Monday, July 09, 2012

Flores-Lopez v. Holder (9th Cir. - July 9, 2012)

We've got to resolve cases like this faster.

It's a immigration (removal) case.  The Petitioner (Flores-Lopez) resisted a police officer, and the question is whether that's a "crime of violence" that gets him deported.

The correct answer to that question is not crystal clear.  So it takes several hearings before the immigration judge, and two trips to the BIA, before we receive the BIA's final answer.  Those administrative proceedings last from 2007 to 2008.

The present appeal to the Ninth Circuit has an 08- docket number.  And gets resolved in the summer of 2012.

That's way too long.  Especially when, as here, the Ninth Circuit decides to remand to the BIA yet again.

I looked at the docket sheet.  The only marginal complexity in the case was a motion to remand -- a motion that was denied.  That shouldn't cause an immigration appeal to take nearly four years.

The delay was not largely the panel's fault.  The oral argument was in February 2012 and the opinion was issued in July 2012.  That's not an excessively long delay to craft a published opinion.

But the briefs were completed in February 2010.  Taking two additional years until oral argument for a case that has already been pending since 2008 is too much.  There's got to -- or at least should -- be a process in which cases with low docket numbers are expedited.  Especially when, as here, they're time-sensitive matters in which delay constitutes a substantial downside itself.
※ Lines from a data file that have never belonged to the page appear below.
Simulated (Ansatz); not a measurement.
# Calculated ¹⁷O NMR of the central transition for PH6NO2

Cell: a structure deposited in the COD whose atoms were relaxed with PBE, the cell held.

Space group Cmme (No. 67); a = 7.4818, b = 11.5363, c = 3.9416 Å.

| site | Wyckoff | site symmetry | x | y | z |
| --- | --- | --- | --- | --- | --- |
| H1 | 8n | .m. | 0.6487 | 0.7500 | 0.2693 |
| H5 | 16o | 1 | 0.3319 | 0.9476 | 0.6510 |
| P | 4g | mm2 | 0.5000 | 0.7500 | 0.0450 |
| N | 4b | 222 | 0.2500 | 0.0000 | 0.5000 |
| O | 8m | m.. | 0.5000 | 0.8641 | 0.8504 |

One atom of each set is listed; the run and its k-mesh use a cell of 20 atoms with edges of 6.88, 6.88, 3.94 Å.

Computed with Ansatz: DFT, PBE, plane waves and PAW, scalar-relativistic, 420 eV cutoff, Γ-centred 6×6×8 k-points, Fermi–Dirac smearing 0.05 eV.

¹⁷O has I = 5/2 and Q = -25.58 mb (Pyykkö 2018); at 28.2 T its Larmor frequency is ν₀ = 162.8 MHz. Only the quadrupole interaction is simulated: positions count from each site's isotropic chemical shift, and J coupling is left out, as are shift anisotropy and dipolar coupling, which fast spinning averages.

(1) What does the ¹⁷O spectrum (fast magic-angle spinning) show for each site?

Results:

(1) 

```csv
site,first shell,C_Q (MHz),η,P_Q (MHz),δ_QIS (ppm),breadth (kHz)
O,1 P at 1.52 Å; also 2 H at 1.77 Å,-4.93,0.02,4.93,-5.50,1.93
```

It's even worse in this particular case, because the Ninth Circuit ends up doing exactly what the United States asked it to do over three years ago when it filed a motion to remand the case to the BIA.  A motion that the Appellate Administrator denied and then the Motions Panel similarly denied.

Sometimes that happens.  Occasionally there's nothing one can do about that.

But one can try one's hardest to make sure that appeals don't linger for four years.  And that, sadly, did not happen here.